This research took advantage of the well-known silicified brachiopod faunas of the Permian Basin exposed in Guadalupe Mountains National Park.  The first research task was to establish an environmental and sequence stratigraphic context for brachiopod-bearing deposits focusing on the Capitanian Bell Canyon Formation (Fig. 1).  This unit is composed of a series of named "carbonate tongues" composed of breccias and grainstones separated by quartz sandstones.  The carbonates, interpreted as debris flows, grain flows, and turbidites, are the source of silicified fossils.  Sections were measured and sampled through the Pinery, Rader, Lamar, and Reef Trail Members from various locations in the park, including areas that had never been sampled for brachiopods before.  Multiple locations insured that the same range of brachiopod habitats was sampled in each carbonate unit.

Previous sequence stratigraphic interpretation of this interval established a hierarchical framework: each carbonate tongue represents the transgressive portion of a high-frequency depositional sequence with the intervening sandstones representing the late highstand and lowstand.  These high-frequency sequences stack into larger-scale composite sequences.  Previous work has identified composite sequence boundaries above the Pinery and Rader.

Forty-five samples yielded 6,038 brachiopods from fifty-three genera.  These data were used to analyze the taxonomic composition, abundance structure, and ecological heterogeneity for each of the four carbonate tongues.  Multivariate ordination and clustering revealed that the Pinery and Rader (the lower two tongues) were indistinguishable in terms of taxonomic composition and associations.  In contrast, the Lamar was very different: although many of the taxa from the Pinery and Rader remained in Lamar communities, a number of previously rare taxa became much more common.  In addition, two invasive species previously known only from southeast Asia first appear in the Lamar.  The Reef Trail collections had some similarities to the Lamar and some similarities with the Pinery and Rader.

Abundance distributions characterize the structure of ecological communities without reference to taxon identities.  In the Pinery and Rader, a distinct set of dominant taxa is separated by a sharp drop in abundance from a different set of rare taxa.  In contrast, the Lamar and Reef Trail show a much more continuous distribution of abundances without a distinct separation between dominant and rare classes.

Diversity partitioning is a means of analyzing how taxa are distributed among locations on an ecological landscape.  In this case, the communities of the Lamar were found be less heterogeneous – i.e., much less different from one another – than those of the Pinery and Rader, which were statistically indistinguishable from one another.  The Reef Trail shows the highest degree of diversity partitioning: relative to the earlier carbonate tongues, its communities at different locations were very different from each other.

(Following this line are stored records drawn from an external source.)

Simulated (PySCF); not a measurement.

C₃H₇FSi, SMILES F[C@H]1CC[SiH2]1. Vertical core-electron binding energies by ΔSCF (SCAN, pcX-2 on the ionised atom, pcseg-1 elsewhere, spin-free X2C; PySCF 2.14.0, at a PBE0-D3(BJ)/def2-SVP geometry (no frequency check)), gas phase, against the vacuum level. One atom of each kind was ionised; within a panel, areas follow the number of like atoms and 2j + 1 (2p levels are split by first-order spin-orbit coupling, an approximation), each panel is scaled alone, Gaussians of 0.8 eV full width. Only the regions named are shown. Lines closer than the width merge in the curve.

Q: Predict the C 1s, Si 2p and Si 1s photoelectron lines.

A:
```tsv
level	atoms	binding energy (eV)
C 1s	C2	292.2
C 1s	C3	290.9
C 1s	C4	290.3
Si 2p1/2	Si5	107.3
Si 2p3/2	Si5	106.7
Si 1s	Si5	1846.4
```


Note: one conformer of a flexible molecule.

Overall, the pattern of brachiopod communities is one of consistency in taxonomic composition, abundance structure, and landscape heterogeneity between the Pinery and the Rader, suggesting that these communities represent a steady state that was not affected by environmental change associated with the sequence boundary between these two units.  In contrast, Permian Basin brachiopod communities were not resilient enough to survive a larger disruption between the Rader and Lamar without fundamental reorganization of their composition and structure.  The Reef Trail community appears to be on a path returning it to pre-Lamar abundance structure but with a different cast of taxa in dominant roles.  However, before it could return to a new steady state, the Permian Basin became a closed, evaporitic system, destroying all brachiopod habitats; its high landscape heterogeneity may be a precursor to this terminal event.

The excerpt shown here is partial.